Create and activate a Python environment (using conda, venv, etc) and
install the vantage6-client
for this particular server
version:
Use one of the researcher credentials and the server URL from Episode 3 to create a configuration file and a script for connecting to the server, following the guidelines provided above. Run the script and check that the connection is performed successfully.
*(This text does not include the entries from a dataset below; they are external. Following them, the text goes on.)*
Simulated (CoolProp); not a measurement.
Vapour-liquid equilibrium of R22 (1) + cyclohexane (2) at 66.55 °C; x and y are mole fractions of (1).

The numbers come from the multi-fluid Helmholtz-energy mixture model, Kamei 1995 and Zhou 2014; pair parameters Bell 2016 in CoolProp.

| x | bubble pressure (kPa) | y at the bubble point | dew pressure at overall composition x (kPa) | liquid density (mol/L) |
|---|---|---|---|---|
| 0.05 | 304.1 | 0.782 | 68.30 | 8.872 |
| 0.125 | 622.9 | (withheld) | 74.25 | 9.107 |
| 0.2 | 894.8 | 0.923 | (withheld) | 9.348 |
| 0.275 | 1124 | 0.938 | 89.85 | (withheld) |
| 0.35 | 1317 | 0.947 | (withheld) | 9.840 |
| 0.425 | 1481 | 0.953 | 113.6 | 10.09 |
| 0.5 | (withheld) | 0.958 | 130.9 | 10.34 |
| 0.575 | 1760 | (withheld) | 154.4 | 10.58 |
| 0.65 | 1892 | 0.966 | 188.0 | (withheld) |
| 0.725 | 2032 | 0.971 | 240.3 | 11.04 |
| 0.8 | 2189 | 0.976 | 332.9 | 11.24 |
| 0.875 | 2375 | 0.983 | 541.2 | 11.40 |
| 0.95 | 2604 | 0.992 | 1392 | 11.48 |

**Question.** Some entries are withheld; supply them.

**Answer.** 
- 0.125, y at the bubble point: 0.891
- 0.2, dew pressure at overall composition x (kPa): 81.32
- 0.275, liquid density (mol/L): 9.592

Challenge 2: use the client to find the identifiers of your collaboration and its organizations
Use the researcher credentials from Episode 3, to get the identifiers of the two collaborations from this chapter’s scenario. Use this information to get the identifiers of the organizations that belong to each collaboration.
Refer to the Python client - basic concepts section above to do this.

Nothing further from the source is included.